Huddleston said the front door to his apartment was open around 2 p.m. when a man walked into his apartment and said, "The cops are chasing me," to which Huddleston replied, "You got to get out of here."
The man left through a back door, Huddleston said, adding the door was left open to clear the air of the smell of glue workers had used to lay tiles. Moments later, Huddleston said, he was standing near his 19-year-old daughter, Taheera Mathis, when three plainclothes officers ran into his apartment and trained their guns on him.
"I said the guy just ran through my back door and they said, 'Put your hands up and get the f- over here,'" Huddleston said. "I put the phone down and started walking over and he (one of the officers) grabbed me by the shirt and said, 'Now I'm going to put your ass in the (tile) glue.'"
While one officer watched Huddleston who was spread-eagled in the living room, the two other cops went out the back, he said.
"I have nothing to do with this, I live here," Huddleston told the officer holding him. "He said, 'Well you're not in handcuffs are you?'"

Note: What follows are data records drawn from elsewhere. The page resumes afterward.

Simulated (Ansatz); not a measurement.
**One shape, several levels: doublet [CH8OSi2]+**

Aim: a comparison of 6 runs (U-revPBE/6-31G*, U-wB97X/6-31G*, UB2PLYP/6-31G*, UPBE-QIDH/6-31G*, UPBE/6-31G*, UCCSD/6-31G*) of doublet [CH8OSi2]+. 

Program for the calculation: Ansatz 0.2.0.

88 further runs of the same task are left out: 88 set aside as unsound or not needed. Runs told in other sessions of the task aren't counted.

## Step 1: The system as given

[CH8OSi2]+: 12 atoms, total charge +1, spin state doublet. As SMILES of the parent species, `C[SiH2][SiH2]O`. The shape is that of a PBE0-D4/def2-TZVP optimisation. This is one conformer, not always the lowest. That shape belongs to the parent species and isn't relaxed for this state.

That's when the officer holding him got a message on his radio and ran out the front door without a word. The officers who went out the back met him in a jeep in the street and they drove off, Huddleston said.
But the parade of strangers didn't end there.
As soon as the cops left, the guy they were chasing walked in through the back door and asked, "Did they leave?"
Huddleston, a laid off shipping and receiving clerk, said he chased the man out of his apartment.
A city spokesman said police followed procedure.
"Police acted appropriately in pursuing this person, who entered someone's home without invitation, in the act of committing another crime," said city spokesman Stan H. Eason said. "They assessed the residents to insure that the subject was not amongst them to make good his escape or to cause them possible harm."
Narcotics cops caught one of the two persons they were chasing, Eason said.